Enabling Essential Communication
The following article by Sujata Srinivasan originally appeared in the Hartford Courant under the title "Willington Nameplate Prepares For its Next 50 Years"
Mike Goepfert was 7 years old when his dad, Marcel, a son of German immigrants, resigned from his job at a nameplate company in Massachusetts, sold his house and car and launched Willington Nameplate Inc., a one-man start-up at a 3,000-square-foot facility in Willington.
Fifty years later, the company has a modern 40,000-square-foot plant at Stafford Springs, 85 employees with whom it shares its profits, five acquisitions under its belt, 1,500 active clients and revenue of $12 million.
In its anniversary year, the company has invested $1 million in capital equipment and is expanding capacity by 25 percent, while also committing an additional $500,000 to improve the etching of nameplates. There is also a new branding strategy that's changing the way the company that makes labels, decals and metal nameplates.
Willington Nameplate's products include simple paper printed labels that cost $1, as well as metal engraved nameplates used in extreme environments, such as on diesel engine blocks. It also makes identification nameplates to enable part traceability for its defense industry customers. The seat tags on the seats at Gillette Stadium were also made by Willington Nameplate.
"We used to think of what we made as a nuisance commodity," said Goepfert, the company president. "Customers come to us in the last minute for this nuisance item because they can't ship their million-dollar item without this $1 tag."
Willington Nameplate employee Adam Mesler works on an auto punch machine on Thursday morning. The 50-year-old company is in Stafford Springs. (Marc-Yves Regis I, Special to the / hc)

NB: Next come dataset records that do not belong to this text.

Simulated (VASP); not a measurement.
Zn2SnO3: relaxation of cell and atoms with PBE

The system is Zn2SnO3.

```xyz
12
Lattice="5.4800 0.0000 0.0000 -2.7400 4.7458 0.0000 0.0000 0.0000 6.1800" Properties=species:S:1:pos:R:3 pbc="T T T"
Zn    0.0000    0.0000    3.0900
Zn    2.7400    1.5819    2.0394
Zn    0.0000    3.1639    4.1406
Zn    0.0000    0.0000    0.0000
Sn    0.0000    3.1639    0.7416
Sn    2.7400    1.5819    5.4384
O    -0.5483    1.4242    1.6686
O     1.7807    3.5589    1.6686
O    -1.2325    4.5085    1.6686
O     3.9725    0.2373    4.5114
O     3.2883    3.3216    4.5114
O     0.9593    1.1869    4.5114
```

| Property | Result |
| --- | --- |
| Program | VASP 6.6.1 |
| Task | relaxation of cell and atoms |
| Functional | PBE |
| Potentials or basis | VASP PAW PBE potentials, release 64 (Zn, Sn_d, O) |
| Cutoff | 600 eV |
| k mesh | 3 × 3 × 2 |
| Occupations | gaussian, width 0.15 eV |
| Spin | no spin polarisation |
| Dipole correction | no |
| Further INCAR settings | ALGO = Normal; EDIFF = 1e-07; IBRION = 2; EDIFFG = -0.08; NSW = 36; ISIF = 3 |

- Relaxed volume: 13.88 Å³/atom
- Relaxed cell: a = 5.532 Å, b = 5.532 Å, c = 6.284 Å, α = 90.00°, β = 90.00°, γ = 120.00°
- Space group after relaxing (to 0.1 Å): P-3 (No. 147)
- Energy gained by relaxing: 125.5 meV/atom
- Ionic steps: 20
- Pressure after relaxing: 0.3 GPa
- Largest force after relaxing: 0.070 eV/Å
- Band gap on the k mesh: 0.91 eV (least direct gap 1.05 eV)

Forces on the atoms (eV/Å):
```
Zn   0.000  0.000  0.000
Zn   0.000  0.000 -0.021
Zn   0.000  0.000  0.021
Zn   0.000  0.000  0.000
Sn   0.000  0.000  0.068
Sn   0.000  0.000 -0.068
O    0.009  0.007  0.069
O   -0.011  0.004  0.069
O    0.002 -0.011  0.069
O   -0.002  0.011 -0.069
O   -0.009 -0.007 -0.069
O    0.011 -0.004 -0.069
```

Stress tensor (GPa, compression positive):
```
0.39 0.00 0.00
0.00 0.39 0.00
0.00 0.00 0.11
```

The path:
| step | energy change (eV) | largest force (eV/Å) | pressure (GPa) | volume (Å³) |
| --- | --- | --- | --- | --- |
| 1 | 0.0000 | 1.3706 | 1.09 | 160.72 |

That perception changed when Goepfert hired Fathom LLC, a West Hartford-based brand strategy firm. "Now we look at ourselves as enabling essential communication," said Goepfert. Employees began to see more value in their work — for example, warning labels such as "Electrical Danger" could save a life.
Brent Robertson, a partner at Fathom, said the rebranding would help Willington Nameplate relate better to the marketplace. "They've opened up their offering to a much bigger space with this change in perception," he said.
The initiative was partly driven by the company's efforts to expand market share in a highly loyal and fragmented industry. "It's easy to hold on to your existing business but hard to acquire new business," said Goepfert.
Today, Willington Nameplate competes with more than 100 leading manufacturers in the U.S., including Texas Nameplate Co., U.S. Nameplate Co., and Roemer Industries, as well as hundreds of small local companies and importers.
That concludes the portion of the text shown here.